Objectives
The European ATM system is evolving. Changes to its architecture create potential impacts that extend beyond their local application. Modifications introduced both through SESAR initiatives, and wider technological and policy changes, may result in a priori unrelated sub-systems impacting each other due to high levels of coupling. Moreover, the coupling of these sub-systems might be different across various stakeholders, as propagation effects (such as delay or cost) in the network are not necessarily the same from each stakeholder's perspective (e.g., how delay is propagated by flights or by passengers). Domino defines new centrality and causality metrics specifically designed for the ATM domain. It furnishes an agent-based model, which captures the behaviour of key ATM stakeholders and systems such as airspace users, flights, the Network Manager, arrival managers, and passengers.
Domino’s metrics have been tested by introducing three new mechanisms: 4D trajectory adjustment (based on dynamic cost indexing and wait-for-passenger rules at hubs); flight prioritisation (based on UDPP principles to prioritise flights at arrival ATFM regulations), and; flight arrival coordination (which deploys the principles of E-AMAN, whilst introducing the consideration of different functionalities and arrival manager horizons). These mechanisms have been evaluated individually and conjointly, and considering different uptakes and implementation levels: baseline (based on current practices); advanced (foreseen evolution), and; ‘exploratory advanced’ capabilities.

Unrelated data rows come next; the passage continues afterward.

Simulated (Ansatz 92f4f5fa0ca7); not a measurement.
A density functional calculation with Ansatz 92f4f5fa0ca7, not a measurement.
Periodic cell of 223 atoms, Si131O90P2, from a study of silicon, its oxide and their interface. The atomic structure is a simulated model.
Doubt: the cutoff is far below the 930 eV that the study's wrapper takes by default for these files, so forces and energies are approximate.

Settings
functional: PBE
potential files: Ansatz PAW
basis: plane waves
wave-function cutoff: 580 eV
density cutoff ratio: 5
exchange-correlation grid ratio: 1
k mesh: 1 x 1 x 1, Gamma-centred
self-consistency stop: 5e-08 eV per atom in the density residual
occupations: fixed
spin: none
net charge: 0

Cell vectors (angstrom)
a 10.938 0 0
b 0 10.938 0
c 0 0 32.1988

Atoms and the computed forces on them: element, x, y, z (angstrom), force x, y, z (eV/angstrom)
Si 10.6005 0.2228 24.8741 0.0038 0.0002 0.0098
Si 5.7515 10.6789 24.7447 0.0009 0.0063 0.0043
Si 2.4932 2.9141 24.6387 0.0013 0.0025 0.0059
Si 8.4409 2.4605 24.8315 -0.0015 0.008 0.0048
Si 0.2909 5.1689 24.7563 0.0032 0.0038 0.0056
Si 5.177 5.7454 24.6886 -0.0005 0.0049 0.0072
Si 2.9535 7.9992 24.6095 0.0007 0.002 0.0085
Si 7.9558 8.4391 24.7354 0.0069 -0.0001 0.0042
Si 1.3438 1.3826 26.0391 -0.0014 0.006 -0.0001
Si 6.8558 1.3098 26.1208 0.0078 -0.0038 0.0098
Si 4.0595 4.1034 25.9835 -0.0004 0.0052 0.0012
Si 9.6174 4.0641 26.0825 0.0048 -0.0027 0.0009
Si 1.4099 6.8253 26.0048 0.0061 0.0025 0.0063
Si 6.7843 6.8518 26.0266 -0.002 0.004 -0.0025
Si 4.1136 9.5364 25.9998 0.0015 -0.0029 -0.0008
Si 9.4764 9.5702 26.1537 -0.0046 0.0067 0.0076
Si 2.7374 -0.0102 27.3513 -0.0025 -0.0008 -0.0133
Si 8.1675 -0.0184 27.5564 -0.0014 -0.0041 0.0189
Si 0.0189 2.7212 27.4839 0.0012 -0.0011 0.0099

The project showed that the new network metrics based on centrality and causality metrics capture important aspects of the air transportation system. Centrality metrics have shown to be important to capture the loss of connectivity experienced by passengers, while causality metrics have proved to be complex but valuable to truly represent network-based effects of mechanisms with respect to the propagation of disruption.
The full agent-based model of the ATM system developed, ‘ABM-Mercury’, comprises eight agent types (with approximately 32 000 instances of them in a given execution), with their behaviour being driven by their estimation of costs. The model considers a full day of ECAC operations, including flights (with reactionary delay) and passengers itineraries (with connections). The model is executed in an event-driven simulator environment from which the state of the system emerges. The code is sufficiently generic to be re-deployed in diverse context situations and can be applied to other (e.g. historical) datasets and expanded with new agents, mechanisms and strategies.